Oh, and if you're reading all of this and wondering what any of it has to do with the Penny Dreadful franchise and its supernatural trappings: Well, Magda takes many forms and whether she's an abused German mother, a brassy American secretary or a leather-clad avenging angel, she's stirring this powder keg up.

Even with Logan writing every episode, it's hard to exactly put a finger on what Penny Dreadful: City of Angels is or what it's trying to generate from viewers. It's definitely not scary or disturbing. It's not especially mysterious, because if there are stakes for what will happen if Michener and Tiago don't solve the murder, the series forgets about them for episodes at time. I initially thought this was a six-episode series and got to the sixth episode without having a clue of what I was hoping or expecting to have resolved.

And even if the sixth episode turned out not to be the finale (there are four additional episodes that were not sent to critics), the problem isn't that it's overcomplicated — a frequent issue in the original series — but rather that Logan keeps getting distracted by shiny things only to get jarred back periodically by, "Oh right, there was a murder!" or, "Oh right, Nazis!"
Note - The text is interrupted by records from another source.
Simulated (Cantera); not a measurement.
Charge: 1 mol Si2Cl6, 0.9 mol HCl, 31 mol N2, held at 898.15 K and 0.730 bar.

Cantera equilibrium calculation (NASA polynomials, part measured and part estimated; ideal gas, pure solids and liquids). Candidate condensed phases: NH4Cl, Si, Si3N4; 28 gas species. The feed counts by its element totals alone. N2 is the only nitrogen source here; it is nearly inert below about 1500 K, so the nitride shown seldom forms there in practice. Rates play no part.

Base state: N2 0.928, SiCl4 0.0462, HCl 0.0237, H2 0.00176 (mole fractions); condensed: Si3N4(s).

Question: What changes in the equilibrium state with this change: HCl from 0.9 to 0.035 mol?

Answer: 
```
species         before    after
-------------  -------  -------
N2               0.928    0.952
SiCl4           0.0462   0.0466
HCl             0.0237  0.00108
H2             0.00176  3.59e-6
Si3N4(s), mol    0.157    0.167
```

If pulp fiction was the spine of the original series, City of Angels is fixated on what it approaches as pulp religion, with predictable problems. Nobody is going to criticize you for not taking the mythology of Dracula seriously enough, but there's a wealth of Mexican-American religion and folklore that's being treated with an uncomfortable superficiality here. I get why the skulls and candles and imagery of saints and dark spirits might attract Logan, but it's treated as a lot of symbols and signs without much meaning.

The same is true of how City of Angels approaches Judaism through Lane's Michener. There's an almost profound agnosticism to how City of Angels equates traditional faith with the witchcraft and blood cults of the original series — but if your point is that all religions are equally crazy, you'd better make that point more sharply.

With all that said, there are still some comparable Penny Dreadful pleasures carried over. Early episodes are directed by Paco Cabezas, Sergio Mimica-Gezzan and Roxann Dawson, and shot by John Conroy and Pedro Luque, so the series looks lush, sun-soaked and frequently stunning. I'd argue that the failure to have any Mexican directors in this initial grouping, especially given the spectacular strength of Mexican and Mexican-American directors in the horror genre, is a major oversight; their inclusion might have alleviated the only surface-level approach to Chicano culture, but that's probably a separate conversation. Maria Caso's production design and the costumes by Christie Wittenborn are instantly evocative and worth focusing on if one's interest in the plot wavers.

There isn't any single performance that can rival the go-for-broke mania of Eva Green's series-dominating turn from the original seasons, but there's a lot of very good acting. Dormer, playing at least four or five different variations on Magda, is a clear standout. Her accents aren't all perfect, but maybe Magda isn't a master of accents — and in a series with very little humor, my desire to yell "Roll in the hay!" every time her more Germanic character spoke offered fun of its own. The more actively demonic the character, the better Dormer is, and her sneering, pansexual, Zoot suit-wearing incarnation is an utter scene-stealer.

Bishé, radiating light like a wounded angel, and Madigan, all hard edges and disdain, are wonderful and Barraza offers soulful grounding. Lane dispenses with his normal schtick and gives a weary performance that gains in depth as it goes, especially in a talky sixth episode. Rodriguez and Nieves are dynamic and compelling but, in the process, somewhat upstage Zovatto, whose Tiago really should be the season's star. Enough characters keep referring to Tiago as torn between two worlds and a man at war with himself that you wish more of that was coming through in Zovatto's performance.

What Penny Dreadful: City of Angels ends up feeling like is a thinner extension of the recent run of alt-histories like Plot Against America, Man in the High Castle and Hunters. I still would have preferred more rigor and investment — but without the Penny Dreadful title, the result would have felt like less of a bait-and-switch.

Cast: Nathan Lane, Natalie Dormer, Daniel Zovatto, Kerry Bishé, Rory Kinnear, Adriana Barraza, Michael Gladis, Jessica Garz, Jonathan Nieves.